Is it possible to have 2 different objects in the temporary fixed size arrays AT THE SAME TIME ? If yes, this means that I have to rotate/translate the geometry by hand before putting it in the arrays. (no call to glRotate/glTranslate).

If it is not possible to have 2 differents objects in the arrays at the same time, then why do I need to copy the geometry in a temporary buffer ? I just have to change the pointers and it enables me to call glRotate/glTranslate.

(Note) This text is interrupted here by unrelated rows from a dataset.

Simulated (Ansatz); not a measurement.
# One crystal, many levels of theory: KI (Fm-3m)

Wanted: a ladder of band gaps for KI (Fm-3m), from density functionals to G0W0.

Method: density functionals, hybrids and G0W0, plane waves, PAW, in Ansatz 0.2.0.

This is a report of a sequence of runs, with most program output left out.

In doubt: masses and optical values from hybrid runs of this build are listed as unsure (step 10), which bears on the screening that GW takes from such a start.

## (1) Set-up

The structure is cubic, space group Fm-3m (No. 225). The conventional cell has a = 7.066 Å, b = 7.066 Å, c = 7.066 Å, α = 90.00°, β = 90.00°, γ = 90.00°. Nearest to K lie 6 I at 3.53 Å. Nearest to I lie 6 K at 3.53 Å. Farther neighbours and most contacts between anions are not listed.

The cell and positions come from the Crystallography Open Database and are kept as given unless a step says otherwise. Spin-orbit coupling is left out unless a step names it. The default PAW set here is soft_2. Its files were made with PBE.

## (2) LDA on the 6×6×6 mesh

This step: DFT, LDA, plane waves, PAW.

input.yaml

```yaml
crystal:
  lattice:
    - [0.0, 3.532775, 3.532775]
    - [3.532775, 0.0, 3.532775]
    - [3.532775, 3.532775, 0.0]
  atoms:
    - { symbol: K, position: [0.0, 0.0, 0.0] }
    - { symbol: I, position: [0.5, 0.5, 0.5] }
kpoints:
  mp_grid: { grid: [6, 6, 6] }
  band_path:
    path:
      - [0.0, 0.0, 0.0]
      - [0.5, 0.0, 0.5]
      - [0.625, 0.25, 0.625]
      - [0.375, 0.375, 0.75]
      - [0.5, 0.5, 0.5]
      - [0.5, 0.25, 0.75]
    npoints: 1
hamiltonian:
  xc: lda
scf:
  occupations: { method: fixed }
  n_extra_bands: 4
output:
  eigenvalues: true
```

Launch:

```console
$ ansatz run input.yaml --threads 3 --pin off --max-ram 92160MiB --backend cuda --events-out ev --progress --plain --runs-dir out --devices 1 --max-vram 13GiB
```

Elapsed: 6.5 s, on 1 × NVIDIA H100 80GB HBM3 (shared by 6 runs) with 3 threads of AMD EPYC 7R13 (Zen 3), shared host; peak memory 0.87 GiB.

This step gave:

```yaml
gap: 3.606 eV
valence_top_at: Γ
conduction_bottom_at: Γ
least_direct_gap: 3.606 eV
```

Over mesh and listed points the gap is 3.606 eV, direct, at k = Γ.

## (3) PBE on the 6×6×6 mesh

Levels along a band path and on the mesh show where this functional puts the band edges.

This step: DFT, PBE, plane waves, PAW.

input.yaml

The unique case I can figure, where fixed size arrays is a good choice is when you have to render a BSP tree. Since you just have to hash sort your faces by material before copying them in the fixed size arrays.

Am I totally wrong ?

as long as you dont lock your arrays you dont get anything from using the same pointer several times… at calling glDrawElements(or however called…), gl goes to the different pointers and begins to read out the data, not important if those are the same pointers like before… just when you lock the whole, it copies it into faster ram no gpu and then you have to sort the meshes…

Sorry…but how to lock an array?

I tried to use glVertexPointer(3,GL_FLOAT,0,MyVertexArray); to set my vertices. To use them between glBegin(GL_TRIANGLES); and glEnd(); I called glArrayElement(ArrayIndex);

Now it is much slower than creating the vertices with glVertex3f(x,y,z); everytime!

I hope somebody has a tutorial or can display a simple sample here, I need it!

Thanks…

You dont want to use glArrayElement, as you’re still just passing over everything seperately to the gfx card.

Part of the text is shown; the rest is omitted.